I’m proud this time you can read an interview with the successful American writer, Lori Nelson Spielman, on my blog Anneke Schrijft. And I am delighted to have a The Life Lift giveaway! First of all, I would like to thank the successful writer Lori Nelson Spielman from Michigan America for giving me an opportunity for this interview. I’m a big fan since i’ve read her debut novel, that sold more then 1 miljoen copy’s,The Life Lift. That’s way it makes me very proud Lori took the time to answer my questions. Among other things i asked lori Where did she came on the idea for The life list. And if there would be made a movie from The life list Which actress Lori would she like to see playing the lead character? Following is the interview in its entirety.

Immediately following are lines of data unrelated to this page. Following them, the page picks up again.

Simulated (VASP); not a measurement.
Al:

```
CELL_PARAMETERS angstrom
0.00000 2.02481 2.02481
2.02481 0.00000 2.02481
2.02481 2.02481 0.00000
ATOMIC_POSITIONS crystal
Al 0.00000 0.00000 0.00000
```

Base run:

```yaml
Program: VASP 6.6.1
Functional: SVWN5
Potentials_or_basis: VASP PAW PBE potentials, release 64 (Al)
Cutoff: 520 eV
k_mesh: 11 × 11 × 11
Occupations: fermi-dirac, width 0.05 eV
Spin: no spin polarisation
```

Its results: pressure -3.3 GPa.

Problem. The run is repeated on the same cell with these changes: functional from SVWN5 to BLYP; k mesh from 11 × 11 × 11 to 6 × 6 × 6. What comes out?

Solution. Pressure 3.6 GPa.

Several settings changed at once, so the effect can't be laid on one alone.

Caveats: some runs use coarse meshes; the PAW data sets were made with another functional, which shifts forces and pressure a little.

Sinds ik de debuut roman van de Amerikaanse schrijfster, Lori Nelson Spielman, Een bijzonder jaar (Amerikaanse titel The Life Lift) heb gelezen behoort zij tot mijn favoriete schrijvers. Hier kun je mijn review over deze bijzondere roman terug lezen waarvan er al meer dan 1 miljoen zijn verkocht! Het maakt mij trots dat Lori de tijd wilde nemen voor een interview en mij ter woord wilde staan. Ik vroeg Lori o.a. als haar boek verfilmd gaat worden wie zij graag de hoofdrol ziet vertolken. En hoe zij op het idee voor de roman kwam. Wil je het interview in het Nederlands lezen? Klik dan op de vertaal button, de Engelse vlag, aan de linkerkant. Ik ben er tevens trots op een Een bijzonder jaar winactie te mogen houden! Hoe je kans kunt maken op dit boek lees je verderop! Lori zal de winnaar kiezen.
Lori tell us a little about yourself and your background?
First, Anneke, please let me thank you for hosting me on your beautiful blog. I’m honored. Now, on to the question…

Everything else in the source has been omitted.